Law enforcement in Wright County, Missouri form ‘Special Ops Group’


WRIGHT COUNTY, Mo. (KY3) – A new task force is taking shape to combat growing crime in Wright County.

It’s called the Wright County Special Operations Group. The new group will involve all law enforcement agencies in Wright County. Each agency says it’s a chance to pull together all of its resources to tackle some of the county’s most complex issues.

Wright County law enforcement says violent crime and drug use are increasing in the area. Agencies served nearly 50 home search warrants last year. About 1,100 people have been booked into the prison.

“We’re way above where we’ve ever been in the past,” Wright County Sheriff Sonny Byerley said.

Sheriff Byerley said the Wright County Special Operations Group is the next step toward addressing these issues.

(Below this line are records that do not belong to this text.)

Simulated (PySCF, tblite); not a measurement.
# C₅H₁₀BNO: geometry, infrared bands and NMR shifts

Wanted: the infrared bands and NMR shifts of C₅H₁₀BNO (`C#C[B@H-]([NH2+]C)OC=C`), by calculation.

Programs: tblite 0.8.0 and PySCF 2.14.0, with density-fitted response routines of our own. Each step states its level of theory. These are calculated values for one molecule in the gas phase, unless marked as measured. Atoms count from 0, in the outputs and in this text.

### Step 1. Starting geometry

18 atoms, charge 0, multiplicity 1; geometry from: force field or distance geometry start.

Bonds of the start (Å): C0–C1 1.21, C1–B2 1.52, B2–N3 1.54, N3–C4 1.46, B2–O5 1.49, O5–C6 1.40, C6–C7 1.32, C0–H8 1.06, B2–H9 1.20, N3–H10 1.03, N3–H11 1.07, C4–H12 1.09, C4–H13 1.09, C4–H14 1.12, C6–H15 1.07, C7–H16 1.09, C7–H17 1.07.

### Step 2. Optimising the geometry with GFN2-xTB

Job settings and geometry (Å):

“[We] decided that we were going to create a team to work together to start fighting even further,” said Byerley. “As an elected official, my duty is to make my fellow citizens feel safe. And I believe that by doing that, we are able to tackle crime on a higher level.

This task force will consist of officers from Mountain Grove, Hartville and Mansfield, in addition to deputies from Wright County.

“No county department has enough employees or law enforcement officers to put together the team on their own,” Mansfield Police Chief Tim Stuart said. “So we have no choice but to unite and all take a stand.”

The agencies said joining forces also brings together resources.

“We can start pulling in a little more funding for this one organization that benefits everyone,” Sheriff Byerley said.

Byerley said the group will hold several fundraisers and benefits to raise money. He said he would also apply for grants, but the sheriff said the group was aiming not to spend taxpayers’ money.

Byerley said it would be an expensive undertaking, which is another reason the collaboration will be very beneficial.

“Training them is going to cost us about $150,000,” he said. “I would say full employment for this team will probably be around $300,000 by the time we move forward and actually have a fully active team.”

The team will focus on a variety of tasks, including search warrants, fugitive arrests, and hostage takings.

“What we do as police officers, we deal with people at one of their worst times,” Byerley said. “Well, this team is going to deal with people at their worst time.”

Search and rescue operations for missing persons will be another high priority.

“There’s a big chunk of land just outside of Mansfield, a conservation area where people have gone missing in the past,” Chief Stuart said.

The special operations group will require intensive training. Byerly said it would be a bit of a military-style approach.

“We are not military, but we are a kind of paramilitary organization,” he said.

Byerley said the training will consist of several phases in which the team will prepare for all the many types of situations they aim to cover.

“We have our own in-house trainer who has 30 years experience in narcotics search and rescue undercover, high-risk warrant service,” he said. “So it was kind of a treat for him to be able to use all those years of experience to coach our guys. I mean, you don’t want to work your whole life and not be able to give back to your community, in particular to your law enforcement community.

The sheriff said the team will be made up of officers and deputies who already work for the agencies.

“We set a criteria that they had to have at least a year of patrol experience in order to even try out for our team,” Byerley said. “We want someone who has basic knowledge of how patrols work in the county or city. This way they know first and foremost the laws we deal with and how to deal with the public.

It will take time before the new force is finalized and ready to go. But when it does, the group said it will help reduce the problems that affect everyone.

“We live in a pretty tight-knit community,” Byerley said. “So if someone gets in trouble, it’s not just that person who’s affected. It can be an entire community, an entire county. So, I mean, our crime goes way beyond the person we take to jail.

“I think it also shows the community that we’re all working together,” Stuart said. “All county law enforcement is in this together trying to make things better.”

Byerley said he pledged when he took office to do “everything inside [his] power” to help get criminals and drugs off the streets at “no matter the cost”.